WASHINGTON
IT HAS been a year of mixed results, mostly bad ones for ordinary Americans.
So when the Federal Reserve raised its benchmark short-term interest rate for the ninth straight time late last week, long-term interest rates went in the opposite direction -- again. The government's key rate, on 10-year Treasury bonds, is a tad below 4 percent, less than three-quarters of a point above the overnight bank loan rate the Federal Reserve had just increased.
This unusual phenomenon has been occurring straight through the nine increases in the so-called federal funds rate, which raised it from 1 to 3.25 percent, where it hasn't been since the summer of 2001 when the Fed began cutting it like crazy to help stave off a recession after the bursting of the famous bubble in technology stock prices.
It has been more than four months since chairman Alan Greenspan called the unusual narrowing of the spread between short and long-term rates a ''conundrum." He's correct that a narrow spread is no harbinger of recession, but many experts suspect he wasn't correct when he suggested this might be a brief aberration. If the trend continues and the Fed keeps raising short-term rates to help keep inflation at bay, the long rates might actually fall below short ones by the end of the year, and that ''inverted curve" has an excellent track record of recession prediction.
For now, it appears that the Greenspan Fed is intent on maintaining its year-old course. In the closely watched statement issued after its regular meeting, the central bank's open market committee said that while inflationary expectations in the marketplace are quite calm, ''pressures on inflation have stayed elevated."
The big question involves long-term rates. Often, falling long-term rates are great news. When they came down in the early 1990s as the federal government began to get its deficit-plagued house in order, the decline was a harbinger and partial cause of the historic economic expansion that ensued.
Today, however, the situation is much more mixed. The good news is that low rates still stimulate the economy, especially by making housing production attractive and by spurring productive investment generally. They are also a sign that expectations of future inflation are contained, permitting lower ''premiums" to guard against it, despite soaring costs of basics like energy and healthcare.
The problem is that low long-term interest rates are also a clue to a weakening economy with less demand for credit. And these low long-term interest rates have also fueled an explosion in real estate speculation. Greenspan has called the frantic activity ''froth." It is not only the kind of bubble that eventually bursts, it is itself feeding inflation that the Federal Reserve will work to contain, even if the economy slows as a result.

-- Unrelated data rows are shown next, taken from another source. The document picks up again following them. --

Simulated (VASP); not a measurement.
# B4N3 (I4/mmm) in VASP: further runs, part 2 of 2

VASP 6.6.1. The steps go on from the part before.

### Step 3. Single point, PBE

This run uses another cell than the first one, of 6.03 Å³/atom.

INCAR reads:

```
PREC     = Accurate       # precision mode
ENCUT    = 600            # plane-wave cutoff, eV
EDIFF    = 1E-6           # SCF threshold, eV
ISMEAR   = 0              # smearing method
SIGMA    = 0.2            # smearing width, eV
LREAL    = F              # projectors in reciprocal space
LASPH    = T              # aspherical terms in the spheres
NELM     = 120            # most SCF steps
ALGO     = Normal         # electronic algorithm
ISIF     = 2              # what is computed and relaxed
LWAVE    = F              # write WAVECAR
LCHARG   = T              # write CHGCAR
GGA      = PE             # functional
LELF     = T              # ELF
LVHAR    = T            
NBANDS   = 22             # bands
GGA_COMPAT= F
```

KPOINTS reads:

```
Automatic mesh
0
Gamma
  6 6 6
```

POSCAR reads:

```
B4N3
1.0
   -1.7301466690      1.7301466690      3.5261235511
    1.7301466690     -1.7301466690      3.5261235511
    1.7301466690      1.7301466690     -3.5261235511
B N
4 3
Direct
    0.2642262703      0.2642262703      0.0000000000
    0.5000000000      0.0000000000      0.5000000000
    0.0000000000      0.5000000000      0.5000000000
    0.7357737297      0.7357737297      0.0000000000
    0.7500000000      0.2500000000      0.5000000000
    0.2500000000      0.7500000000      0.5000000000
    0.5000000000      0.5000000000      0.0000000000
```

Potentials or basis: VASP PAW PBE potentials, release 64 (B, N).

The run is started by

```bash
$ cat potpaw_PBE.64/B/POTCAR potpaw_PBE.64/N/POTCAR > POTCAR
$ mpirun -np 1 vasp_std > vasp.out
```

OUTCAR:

Many experts tell a narrative story of this decade as a tale of two bubbles, first in high-tech and now in housing, fueled by the Federal Reserve, unheard of budget deficits, and mounting public and private debt.
This unprecedented amount of monetary and fiscal stimulus was enough to keep the economy from experiencing more than a very brief dip after the 9/11 attacks. However, the growth that followed has been historically anemic, with unusually spotty and limited job growth and enormous pressures on households with modest incomes. The employment gains have not been enough to keep pace with Americans coming of working age, and the squeeze on families of average income and below has been brutal, in contrast to life at the tax-reduced top.
At this relatively mature stage of the business cycle, with economic growth beginning to slow, the stimulus arrows in the government's quiver are few, and the Federal Reserve is more likely than not to keep tightening monetary policy rather than loosening it. There are also indications that households are nearing the limit of their ability to refinance housing debt or take out home equity loans to meeting current expenses; households now owe a record 90 percent of the economy's annual output, a figure that has jumped by 20 points in the last five years.
Moreover, the rising indebtedness of Americans and of their government and business sectors is becoming a source of concern abroad because so much of the increased debt has been used to purchase goods and increasingly services from abroad. This year, the country's so-called current account deficit -- the gap in trade and financial flows with the rest of the world -- is in the area of 7 percent of domestic output, virtually unheard of for a developed country.
The lasting answer would be a return to fiscal sanity, but the odds of that in the near term are nil. The Federal Reserve can still help at the margins, but the fundamental forces loose in this country are worrisome.